Denver – Colorado U.S. Senator Michael Bennet commemorated Black History Month by honoring the life and legacy of Marie Greenwood, Denver’s first tenured black teacher and an inspiring education advocate, with a formal statement for the Congressional Record. Greenwood passed away in late 2019.
“Marie’s work as Denver’s first tenured black teacher and an integration pioneer increased educational equity in our schools and helped shape Denver into the great city that it is today… As the former superintendent of Denver Public Schools, I can confidently say that our students would be well-served if Marie was the lodestar for our teachers. Her grace and passion for the profession made a tremendous difference in the lives of our young people, and we are all in her debt,” wrote Bennet in the statement.
“Teaching first grade was the joy of mom’s life. She believed it is there that one lays the foundation for a strong education upon which a child can continue to learn successfully throughout life. She was passionate about literacy and the success of every student, and saw this as essential for the success of communities and our nation. Our mother also loved opening the door for others. Countless black educators have told me over the years, if it wasn’t for Marie Greenwood, they wouldn’t be the people they are today. It is impossible to know all of the lives she touched throughout so many generations,” said Jim Greenwood, son of Marie Greenwood.
Bennet’s full statement as submitted to the Congressional Record is available HERE and below:
Mr. President, I rise to honor the life and legacy of Marie Greenwood, who passed away late last year at the age of 106 years-old. Marie, a teacher by trade, spent her life dedicated to the idea that each child–regardless of their race, gender, or class–deserves a quality education. Her intellect, compassion, and vigor propelled countless children through the Denver Public School system and towards lives of purpose. Marie’s work as Denver’s first tenured black teacher and an integration pioneer increased educational equity in our schools and helped shape Denver into the great city that it is today.

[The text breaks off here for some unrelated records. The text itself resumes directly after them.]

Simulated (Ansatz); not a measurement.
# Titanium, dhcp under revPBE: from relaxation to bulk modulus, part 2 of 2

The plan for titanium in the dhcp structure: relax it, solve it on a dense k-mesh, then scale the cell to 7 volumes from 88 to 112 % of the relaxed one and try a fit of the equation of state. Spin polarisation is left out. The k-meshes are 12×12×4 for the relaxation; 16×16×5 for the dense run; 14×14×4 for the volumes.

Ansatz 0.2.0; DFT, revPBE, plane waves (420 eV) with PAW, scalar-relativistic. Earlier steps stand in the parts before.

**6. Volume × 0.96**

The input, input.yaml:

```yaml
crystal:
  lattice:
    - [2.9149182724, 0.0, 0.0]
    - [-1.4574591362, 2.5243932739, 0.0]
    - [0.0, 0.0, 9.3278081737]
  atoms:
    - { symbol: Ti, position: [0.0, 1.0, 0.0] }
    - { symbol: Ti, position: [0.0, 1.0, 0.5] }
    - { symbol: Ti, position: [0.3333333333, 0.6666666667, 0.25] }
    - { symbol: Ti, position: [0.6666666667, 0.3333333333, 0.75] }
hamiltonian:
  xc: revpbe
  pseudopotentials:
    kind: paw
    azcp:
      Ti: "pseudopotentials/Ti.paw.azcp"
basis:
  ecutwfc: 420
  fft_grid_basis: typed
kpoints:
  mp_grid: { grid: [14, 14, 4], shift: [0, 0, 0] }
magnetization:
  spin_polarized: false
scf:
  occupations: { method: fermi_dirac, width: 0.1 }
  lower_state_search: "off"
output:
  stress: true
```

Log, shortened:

An only child, Marie was born in Los Angeles in 1912 before she and her family relocated to Denver in 1925. As a black family in segregated Denver, they faced no shortage of obstacles. Despite being a star student who time and again overcame the bigotry leveled against her, Marie was told by her high school guidance counselor not to apply to college because it would be a waste of her parents’ money. Thank goodness Marie did not heed this wrongheaded advice. She went on to graduate third in her class and earned a scholarship to Colorado Teachers College. Marie had set out on a path that would eventually lead to touching the lives of generations of Colorado’s students.
Marie was a trailblazer in civil rights and the ideal teacher. In 1938, she earned tenure in the Denver Public Schools, the first black teacher to do so. Throughout the 1940s, Marie was involved in local activism that challenged discriminatory policies. In 1955, Marie made history again when she became the first African-American in Denver to teach at a segregated school. In the 1960s, she served on a Denver Public Schools committee tasked to study racial inequities in district funding and staffing. All the while, she was a kind and determined teacher who ensured that her students always tried their hardest.
In retirement, she authored two books, one outlining her philosophy on teaching children facing difficulties, and the other her autobiography. In 2001, her legacy was further solidified as the school district named a new elementary school in her honor. She will continue to be remembered by students who participate in the Greenwood Scholars program, which teaches the history of Denver through her life story.
As the former superintendent of Denver Public Schools, I can confidently say that our students would be well-served if Marie was the lodestar for our teachers. Her grace and passion for the profession made a tremendous difference in the lives of our young people, and we are all in her debt. Thank you, Marie. May she rest in peace.